Microsoft normally follows a pattern with its operating systems – one successful version is followed by a total stuff up.
Theoretically that should means that Windows 9 should be great, but leaked screen shots of the coming attraction shows that Microsoft could be headed for yet another disaster.
The update, codenamed Threshold and possibly called Windows 9 or just plain Windows, takes some features from Windows 8 and grafts them onto the classic Windows 7 desktop. This is a sop to most Windows users, like me, who hated having to dumb down their computers by running tablet software as the interface.
When running in windowed mode, Windows Store apps will get a button in the top-left corner. Clicking the button brings up a list of functions that previously appeared in the Charms bar, including Search, Share, Play, Project and Settings. This menu will let users switch the app to full screen mode as well.
There will be some new buttons to the desktop taskbar — a search button sits immediately to the right of the Start button, followed by a button for switching between multiple desktops. The latter feature, possibly called “virtual desktops,” will let users switch between several sets of desktop apps and layouts.
On the right side of the taskbar, users will find a new notifications button, with a pop-up menu that will presumably show messages from Windows Store apps.
The screenshots show that Microsoft is keeping the Charms bar, which many expected would be culled.
While all of this is subject to change as Microsoft has not even released a public beta yet, but it is clear that Windows 9 is not really going to be much different from Windows 8.
This is a major problem, particularly as Windows 7 will be starting to look a little elderly by the time Windows 9 hits the shops. Part of the problem is that Microsoft refuses to understand that people do not want their PCs running like a tablet. When you are sitting at a PC you are there for serious work and serious programs, you do not want to have to jump between screens looking for software you do not want.
How often PC users will want to visit the app store is anyone’s guess, yet Microsoft appears to be trying its hardest to make this easier.

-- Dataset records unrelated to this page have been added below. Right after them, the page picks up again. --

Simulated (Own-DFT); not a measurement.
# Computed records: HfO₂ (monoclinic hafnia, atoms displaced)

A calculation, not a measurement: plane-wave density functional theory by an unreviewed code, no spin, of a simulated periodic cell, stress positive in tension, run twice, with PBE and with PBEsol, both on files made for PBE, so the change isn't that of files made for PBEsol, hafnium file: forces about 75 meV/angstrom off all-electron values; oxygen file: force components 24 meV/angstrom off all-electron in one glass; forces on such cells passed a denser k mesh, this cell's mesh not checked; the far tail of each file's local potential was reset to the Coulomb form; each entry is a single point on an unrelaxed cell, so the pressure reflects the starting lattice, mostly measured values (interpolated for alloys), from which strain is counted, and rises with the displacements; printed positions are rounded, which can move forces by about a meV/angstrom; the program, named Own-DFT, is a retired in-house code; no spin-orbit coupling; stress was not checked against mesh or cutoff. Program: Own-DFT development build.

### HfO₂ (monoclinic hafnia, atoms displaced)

What is annoying is that the software behind the interface is much better and more reliable than Windows 7, but the software is crippled by its interface.
This will create huge problems for Microsoft. When it put out Windows Vista people just stayed using Windows XP. Now, rather than use Windows 8, users are sticking to Windows 7. If Windows 9 is just Windows 8 in drag then people are going to want to stay with Windows 7 even longer. That is going to make it even more venerable and established that XP was.
Microsoft needs to get back to design basics and work out why people use a desktop. Hint: it is not because they want a more powerful tablet.